But ask Burnell what he remembers most about those years of coaching, and he pauses. The telephone line is scratchy. ”In my 20 years at St. George, I`ll always remember that I had nine valedictorians play for me,” he says.
”In addition to being one of the greatest coaches in the Chicago Catholic League has ever known, Max Burnell is a man of deep faith, high morals and unquestioned loyalty. He would do anything to help his players, and they would do anything to help him. I doubt if there are any former St. George football players in this room tonight that had the privilege of playing for Knute Rockne at Notre Dame, but we came pretty doggone close when we played for Max Burnell at St. George.”
Phil Zera
The numbers in all the publications differ, but after Burnell resigned from St. George in `63, he spent 16 years spread among Bishop Lynch High School in Dallas, United Township High School in East Moline and New Buffalo High. He finished with a 319-89-11 record.

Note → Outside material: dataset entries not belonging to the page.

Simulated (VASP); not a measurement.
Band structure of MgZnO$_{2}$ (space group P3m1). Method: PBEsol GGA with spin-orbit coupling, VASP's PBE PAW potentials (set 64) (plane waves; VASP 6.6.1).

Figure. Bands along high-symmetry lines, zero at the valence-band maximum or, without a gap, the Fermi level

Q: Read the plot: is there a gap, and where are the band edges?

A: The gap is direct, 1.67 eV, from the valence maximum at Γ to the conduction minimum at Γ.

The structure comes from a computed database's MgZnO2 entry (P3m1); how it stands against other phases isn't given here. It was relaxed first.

During his time at United Township, he and his wife, Kay, divorced. In 1979, he moved to Rockwell, Texas, to be closer to his daughter, Marla Moser. He also wanted to live on a lake, always his dream. He moved into a development at Indian Harbor and worked as a security guard there and at another development, six miles south, at Cherokee Shores.
One night in June of `83 at Cherokee Shores, Burnell had his dog Bruno, half wolf, half German shepherd, with him. Patrolling the area, Burnell noticed someone walking out of a house, stealing a stereo and television.
”Put that back,” Burnell hollered.
The man looked up and pulled out a revolver. ”You`re a dead duck now,”
the man said. ”Goodbye.”
Max yelled to Bruno, whom he had trained for three years, almost the same period he had coached each of his players. ”Go!”
And the dog charged 15 feet at full speed, just like one of his players would. He knocked down the burglar and sent the gun flying. ”After I picked up the gun, I had to get the dog off the man because he would have killed him,” Burnell says.
Today, Burnell, Bruno and another dog, Blacky, live in a little house with a shed and a 12-foot boat Burnell uses to fish. He lives off a $6,500 fixed income, with no job. The $10,000 will help.
He admits he`s lonely but says he has cable TV and lots of mail to keep him busy. He also has the memories of playing halfback for Notre Dame`s 1938 national championship team and five seasons with the Chicago Bears. No one can take those away.
His players continually try to convince him to come back to Chicago, but he has returned only on special occasions, like the Rockne dinner to accept his award.
”This banquet was an incredible thing,” Paulik says. ”This was a Notre Dame banquet, not a St. George banquet. A lot of those people probably never even heard of Max.
”Yet, after I read some of the letters, everyone in the room was giving him a standing ovation. Lou Holtz, Tim Brown, Moose Krause, the old athletic director at Notre Dame, those guys were all coming up to Max and asking him for his autograph. And Max had a tear in his eye.”